What is the Authentic Church?

What is the Authentic Church

About six months ago, I visited an Anglican church. I was expecting to find a church more focused on liturgical ritual than authentic belief. I thought it would be made up of older people who attended because or convenience. I figured most of those people attended each Sunday because they were simply continuing the tradition they were raised in and it never occurred to them to stop. I assumed it would be readily apparent that the congregation was dwindling and slowly dying out. In other words, I expected a spiritually dead experience that was perpetuated out of cultural habit rather than authentic faith in God.

What I found could not have been more unexpected.

The congregation was young. The church seemed to be fostering the next generation as many of the families had kids. And yes, there were older people there as well, worshiping right alongside the children, providing a lively, multi-generational worship environment. People were friendly, authentic and welcoming. The church was part of a growing denomination. 

But what was most surprising was the discovery that almost no one there was raised Anglican. In fact, most of the congregation was so new to Anglicanism, every Sunday began with the Priest giving an explanation of part of the liturgy to a congregation somewhat unfamiliar with the worship style. The congregation was mostly made up of people just like me, with backgrounds in nondenominational, evangelical churches. I was surprised to learn that most of them were there for exactly the same reasons I was.

You would think you’d find the millennial Christian more at home in the local megachurch, with childcare, an espresso bar, sub-woofers and moving lights, an inspirational sermon, and a crowd large enough to keep you anonymous. But I think a lot of Christians in my generation have come to see through the showy performances of large, modern, evangelical church services. Instead, we want real community, authentic spirituality, and historical richness. We don’t want to watch something – we want to be a part of something.

My Search for the Authentic Church

I started this blog as a result of my search for the authentic church. I had come to the conclusion that the perfect church doesn’t exist; but that doesn’t mean that the church has failed. Rather, the church is a work in progress and it is always improving, as it has been since Jesus established it. As I learned more about how the church could improve, I wanted to share what God has been showing me with others. So I used this blog to share as I learned, and encourage Christians reject institutional traditional churches and move into a powerful, interactive community of disciples becoming like Jesus. 

But why should anyone take my word for it? What makes my opinion legitimate? With very little formal training, no official ministry position, and no one endorsing me for ministry, I’m just some random guy with a passion for Jesus. I started to see the value and necessity of leaders being endorsed by other Christian leaders and the Christian community as a whole. This is what we call ordination, or in the Bible, the laying on of hands. And I started to seek this partnership in ministry, I realized that some people have this calling for spiritual leadership, and some people don’t. In order to support that calling, I accepted that paying clergy is biblical and established by God from the beginning of the church. 

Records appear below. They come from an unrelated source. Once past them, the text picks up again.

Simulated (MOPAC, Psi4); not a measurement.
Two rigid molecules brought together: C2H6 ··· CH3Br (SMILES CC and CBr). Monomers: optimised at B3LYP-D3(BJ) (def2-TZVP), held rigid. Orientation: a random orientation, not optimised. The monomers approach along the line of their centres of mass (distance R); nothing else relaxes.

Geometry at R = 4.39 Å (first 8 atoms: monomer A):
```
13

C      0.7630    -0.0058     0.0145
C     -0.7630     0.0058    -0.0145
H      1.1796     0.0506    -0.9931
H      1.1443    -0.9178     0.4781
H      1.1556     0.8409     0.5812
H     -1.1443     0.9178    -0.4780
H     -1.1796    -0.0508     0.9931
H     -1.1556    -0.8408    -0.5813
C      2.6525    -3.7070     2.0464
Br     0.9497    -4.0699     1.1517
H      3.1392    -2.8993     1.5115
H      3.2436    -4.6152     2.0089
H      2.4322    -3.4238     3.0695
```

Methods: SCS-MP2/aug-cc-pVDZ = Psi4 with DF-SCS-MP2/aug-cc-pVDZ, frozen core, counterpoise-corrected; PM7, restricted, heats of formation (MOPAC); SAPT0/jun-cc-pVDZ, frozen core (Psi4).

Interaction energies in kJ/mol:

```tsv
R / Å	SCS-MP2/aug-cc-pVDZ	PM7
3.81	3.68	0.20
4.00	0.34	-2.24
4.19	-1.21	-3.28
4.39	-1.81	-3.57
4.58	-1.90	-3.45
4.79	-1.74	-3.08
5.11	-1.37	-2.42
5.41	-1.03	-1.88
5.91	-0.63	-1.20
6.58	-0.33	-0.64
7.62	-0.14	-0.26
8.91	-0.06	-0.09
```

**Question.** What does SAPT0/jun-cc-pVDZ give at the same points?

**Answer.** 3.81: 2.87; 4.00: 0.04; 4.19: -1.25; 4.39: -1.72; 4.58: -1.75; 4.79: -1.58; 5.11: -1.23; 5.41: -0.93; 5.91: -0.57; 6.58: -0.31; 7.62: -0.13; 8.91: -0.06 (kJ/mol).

All of this was gradually breaking down my dogma that the institution of the church was standing in the way of spiritual maturity. In fact, the institution is needed for ordaining and supporting those who are called to spiritual leadership.

Finding the Authentic Church

I have written about seven areas where I thought the institutional church needed improvement: community, interactivity, order, supernatural power, activities for edification, focus on disciples rather than outreach, and teaching the true gospel. These seven areas focus on allowing the congregation to participate in worship rather than just observe. Many of my critiques have been based on my experience with evangelical, fundamentalist, protestant Christianity – in other words, modern American churches. But there is so much more to Christianity than my limited religious culture and experience.

As I warmed up to the idea that church institutions might not be all bad, I started learning more about other denominations. And as I explored these denominations, I was very surprised to learn that there were denominations that didn’t need these seven areas improved at all because they were already worshiping the way that I outlined. But even more surprising, they hadn’t gone through a revival or reformation – all they did was stay true to the ancient forms of worship that were passed on to them from the apostles! So my seven areas of improvement were irrelevant, because not only did they already exist, but they've existed since the beginning of Christianity! Changing church wasn't the solution, it was the problem.

What I discovered is liturgical worship. Now, I still don’t think there is a perfect church, and liturgical churches aren’t perfect. But finding a worship style that is aligned with what I’ve been looking for in an authentic church for decades is really exciting and surprising to me.